Judge Keeps Ban on San Francisco’s Tenant-Payout Law

SAN FRANCISCO (CN) – A federal judge on Tuesday refused to vacate his judgment that the city of San Francisco had enacted an unconstitutionally burdensome ordinance requiring landlords to provide evicted tenants with massive lump-sum payouts.

The city wanted U.S. District Judge Charles Breyer to vacate a judgment barring enforcement of the law, since its board of supervisors later amended the ordinance to lower the payout amount.

But Breyer said the judgment needn’t be vacated because the city essentially repealed its own law.

“The court likewise concludes that the city’s voluntary action mooted this case,” Breyer wrote.

The dispute goes back to 2014, when property owners Daniel and Maria Levin sued the city after they found they were going to have to pay their tenant $117,000 to move out of a two-unit building they bought in 2008.

The Levins claimed they never wanted to be landlords and immediately informed the woman, who had been living in the first-floor unit since 1988, that they planned to remodel and use both units themselves.

They moved into the one-bedroom top floor and, after the tenant protested their attempts to remodel, the Levins decided to take the ground-floor apartment off the rental market through the 1985 Ellis Act. The act allows landlords to evict tenants if the landlord wants to get out of the rental business.

The Levins said they paid the tenant, Thina Holman, $8,000 under old tenant payment laws.

But because Holman was still living in the unit when a new rent ordinance took effect in June 2014, the Levins had to pay her the difference between her old rent of $2,479 a month and the price of comparable housing in the city, for two years.

The city appealed the injunction, but enacted a new ordinance the following year.

In March, a three-judge Ninth Circuit panel sent the case back to Breyer to consider vacating his 2014 judgment. The city argued an injunction still in place would hurt its chances of ever resurrecting the old ordinance.

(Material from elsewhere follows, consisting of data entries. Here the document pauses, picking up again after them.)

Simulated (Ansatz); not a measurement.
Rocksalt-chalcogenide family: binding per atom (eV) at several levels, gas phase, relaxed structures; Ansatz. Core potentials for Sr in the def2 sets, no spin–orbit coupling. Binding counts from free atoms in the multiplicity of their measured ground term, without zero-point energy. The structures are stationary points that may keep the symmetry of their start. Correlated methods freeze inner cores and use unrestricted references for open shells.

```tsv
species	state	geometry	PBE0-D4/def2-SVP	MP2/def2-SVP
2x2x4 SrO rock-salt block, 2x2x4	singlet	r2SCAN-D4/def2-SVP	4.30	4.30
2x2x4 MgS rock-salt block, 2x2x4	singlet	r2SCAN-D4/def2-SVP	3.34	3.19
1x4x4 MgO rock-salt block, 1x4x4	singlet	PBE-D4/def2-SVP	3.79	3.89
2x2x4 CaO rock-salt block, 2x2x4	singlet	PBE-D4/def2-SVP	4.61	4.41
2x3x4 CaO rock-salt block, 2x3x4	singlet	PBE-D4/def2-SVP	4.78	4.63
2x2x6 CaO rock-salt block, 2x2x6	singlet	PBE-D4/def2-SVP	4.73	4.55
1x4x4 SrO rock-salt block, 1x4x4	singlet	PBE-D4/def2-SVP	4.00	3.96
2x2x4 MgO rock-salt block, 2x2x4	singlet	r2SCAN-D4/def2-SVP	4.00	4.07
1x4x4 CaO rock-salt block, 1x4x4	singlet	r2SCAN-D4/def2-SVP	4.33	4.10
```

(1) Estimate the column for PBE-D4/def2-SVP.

“The city stresses that it is not trying ‘to have its cake and eat it too’ because it has scrupulously abided by the terms of injunctions issued here and in state court, and because it urged the Ninth Circuit to reach the merits on appeal,” Breyer wrote on Tuesday. “Fair enough, but not enough. Let’s have no illusions about what happened here. The city tried to repair some (but not all) of the original ordinance’s constitutional infirmities – and successfully requested a stay of the appeal to make those repairs.

“The city then sought review of the amended ordinance, which by its very design would have presented a closer question on the merits. Now, after being denied review, the city seeks vacatur based on mootness that it itself caused. The court sees no equitable reason to reward litigants for attempting to hedge their bets.”

Breyer also implied the city is also looking to avoid paying the Levins’ attorney fees. Having won an injunction, the Levins are entitled to attorney fees that a vacatur might prevent them from ever recovering.

“So while resolving whether plaintiffs are entitled to fees is a question for another day, the court is loathe to risk burying an inadvertent dagger in their chances,” Breyer wrote.

In an email, San Francisco City Attorney spokesman John Coté said, “We’re reviewing the court’s ruling.”